Loss Mitigation Insurance transfers an unknown or unwanted exposure from one company to an insurance company for a price. LMI caps what would otherwise be an unknown amount and is particularly effective if the company with the liability is in the process of merging or being acquired.
Employers of all sizes can benefit from a LMI policy. The coverage helps risk managers dispose of costly litigation that could damage the bottom-line and impair their ability to complete a refinancing arrangement. Before LMI, when an uncertainty in a merger or acquisition came up, both sides walked away until the lawsuit or financial impediment was resolved.
One solution used in such cases required the seller to deposit funds into an escrow account to cover the estimated losses from the claim or lawsuit. This tied up capital and there was no guarantee that the amount deposited would be enough to cover the final settlement. With a LMI policy, these problems can be resolved and the transaction put on track again.
LMI Takes Many Forms
There are several ways in which LMI programs can be structured. LMI can be underwritten to apply either in conjunction with, or independent of other insurance in force, such as Directors and Officers liability or general liability. For example, a deal to merge ABC Company with XYZ was delayed because of XYZ's concern over the catastrophic exposure for a potentially adverse judgment against ABC. ABC arranged for a LMI policy to be written which responds if the loss exceeds the limits of ABC's existing liability insurance. LMI relieved ABC of a potentially damaging award and the merger proceeded.
Another example of how a LMI policy helped solve a legal problem within a rigid time limit involved a consumer products company that was in the final stages of buying a company in an Eastern European country. The target company had been involved in litigation with a former employee regarding a patent and though most of the complaint had been dismissed, and a damage analysis of the remaining counts showed potential damages to be minimal, the purchasing company was reluctant to move forward. Further, the acquiring company's option to purchase the Eastern European company was to expire in less than three months.
Although the investor wanted to exercise its option to purchase the company within the time limit, the patent litigation would not be resolved before that date. Also, the investing company was unfamiliar with the legal system in the target company's country, which caused further concern. The solution: a LMI program was purchased by the target company that would cover excess losses from future settlements of the patent claim and the acquisition was completed before the time limit expired.
The size of the premium for a LMI policy depends on a combination of the risk analysis by the underwriter and the policy's structure. Most LMI contracts are structured so the policy's limits are never reached. If the policy is not breached, there is no claim. Because the risks covered by LMI policies usually have lengthy tails, it takes a long time for them to be settled, which permits insurers to realize investment gains from collected premiums.

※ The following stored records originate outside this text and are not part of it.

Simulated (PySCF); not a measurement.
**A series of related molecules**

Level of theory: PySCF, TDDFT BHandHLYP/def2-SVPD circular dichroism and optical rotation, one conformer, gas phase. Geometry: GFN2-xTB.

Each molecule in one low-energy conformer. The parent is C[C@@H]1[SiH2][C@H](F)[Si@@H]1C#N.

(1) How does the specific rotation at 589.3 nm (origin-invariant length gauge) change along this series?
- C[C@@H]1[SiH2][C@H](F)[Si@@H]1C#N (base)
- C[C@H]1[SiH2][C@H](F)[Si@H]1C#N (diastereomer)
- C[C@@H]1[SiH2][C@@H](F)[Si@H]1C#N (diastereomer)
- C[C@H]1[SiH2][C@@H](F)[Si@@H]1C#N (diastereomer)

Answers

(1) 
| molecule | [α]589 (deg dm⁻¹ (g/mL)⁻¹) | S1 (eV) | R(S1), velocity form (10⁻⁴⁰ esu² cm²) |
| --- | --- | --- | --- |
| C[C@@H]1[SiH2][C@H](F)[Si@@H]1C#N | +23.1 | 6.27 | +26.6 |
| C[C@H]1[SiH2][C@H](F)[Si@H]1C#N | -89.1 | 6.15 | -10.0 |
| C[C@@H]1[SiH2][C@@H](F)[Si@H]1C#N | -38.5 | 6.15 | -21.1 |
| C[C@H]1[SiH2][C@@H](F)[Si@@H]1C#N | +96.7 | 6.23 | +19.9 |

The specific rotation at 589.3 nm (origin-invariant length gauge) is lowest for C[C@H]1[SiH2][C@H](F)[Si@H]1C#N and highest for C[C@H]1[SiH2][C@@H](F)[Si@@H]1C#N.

Although LMI has only been written for a little more than five years, premium volume has skyrocketed from zero to more than $500 million annually in this time. Insurers are writing more of this coverage because underwriters have become more experienced in determining the extent of the exposure as well as drafting and pricing the appropriate policies.
An insurer's willingness to underwrite LMI depends on the state of the insurance market and the availability of reinsurance. If the insurance market hardens, insurers have less access to the capital to support their underwriting efforts. In a soft market, insurers seek out opportunities to expand premium volume and are more willing to write LMI.